Run VibeVoice STT on Mac with MLX in one command

Deploy VibeVoice Locally for Fast Transcription

Microsoft's MIT-licensed VibeVoice-ASR model, a Whisper-style speech-to-text system with built-in speaker diarization, runs on Mac via mlx-audio and a 5.71GB 4-bit MLX-quantized version from Hugging Face. Install with uv and execute in one line: uv run --with mlx-audio mlx_audio.stt.generate --model mlx-community/VibeVoice-ASR-4bit --audio input.mp3 --output-path output --format json --verbose --max-tokens 32768. This handles MP3 and WAV inputs, producing JSON segments timed to seconds with speaker IDs. Default max-tokens of 8192 covers ~25min audio; increase to 32768 for full ~1hr files.

Achieve 8:45min Processing for 1hr Audio on Apple Silicon

On a 128GB M5 Max MacBook Pro, transcribing a 99.8min podcast (trimmed to 59min max) takes 524.79s total: 26615 prompt tokens at 50.718 t/s, 20248 generation tokens at 38.585 t/s, peaking at 30.44GB RAM (Activity Monitor shows 61.5GB prefill, 18GB generation). For longer audio, split files with 1min overlaps to align speaker IDs and avoid cut-off words.

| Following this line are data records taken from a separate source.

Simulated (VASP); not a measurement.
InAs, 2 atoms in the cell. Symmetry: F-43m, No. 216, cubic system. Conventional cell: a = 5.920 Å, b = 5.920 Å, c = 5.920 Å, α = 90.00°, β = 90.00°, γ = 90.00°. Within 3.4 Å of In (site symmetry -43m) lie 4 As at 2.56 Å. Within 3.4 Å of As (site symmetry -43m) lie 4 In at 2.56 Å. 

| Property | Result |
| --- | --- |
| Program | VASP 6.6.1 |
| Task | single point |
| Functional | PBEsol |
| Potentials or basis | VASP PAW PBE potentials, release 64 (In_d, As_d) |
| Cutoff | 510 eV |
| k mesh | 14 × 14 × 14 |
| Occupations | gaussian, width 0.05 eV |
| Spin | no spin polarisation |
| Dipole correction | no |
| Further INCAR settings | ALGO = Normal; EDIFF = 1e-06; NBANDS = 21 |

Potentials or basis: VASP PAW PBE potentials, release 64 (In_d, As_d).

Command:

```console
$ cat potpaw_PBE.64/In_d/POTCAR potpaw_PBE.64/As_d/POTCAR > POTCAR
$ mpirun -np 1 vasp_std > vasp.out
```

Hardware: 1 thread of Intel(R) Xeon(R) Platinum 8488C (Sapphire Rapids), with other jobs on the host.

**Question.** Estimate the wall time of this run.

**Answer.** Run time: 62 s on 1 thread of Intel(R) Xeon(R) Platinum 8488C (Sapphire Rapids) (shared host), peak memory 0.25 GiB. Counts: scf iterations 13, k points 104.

Parse Output as Segmented JSON for Analysis

Output is an array of objects like {"text": "...", "start": 13.85, "end": 19.5, "duration": 5.65, "speaker_id": 0}, enabling speaker separation (e.g., distinguishes hosts and sponsor reads). Load directly into Datasette Lite via URL for faceted browsing by speaker_id, revealing nuances like multiple voices for one person.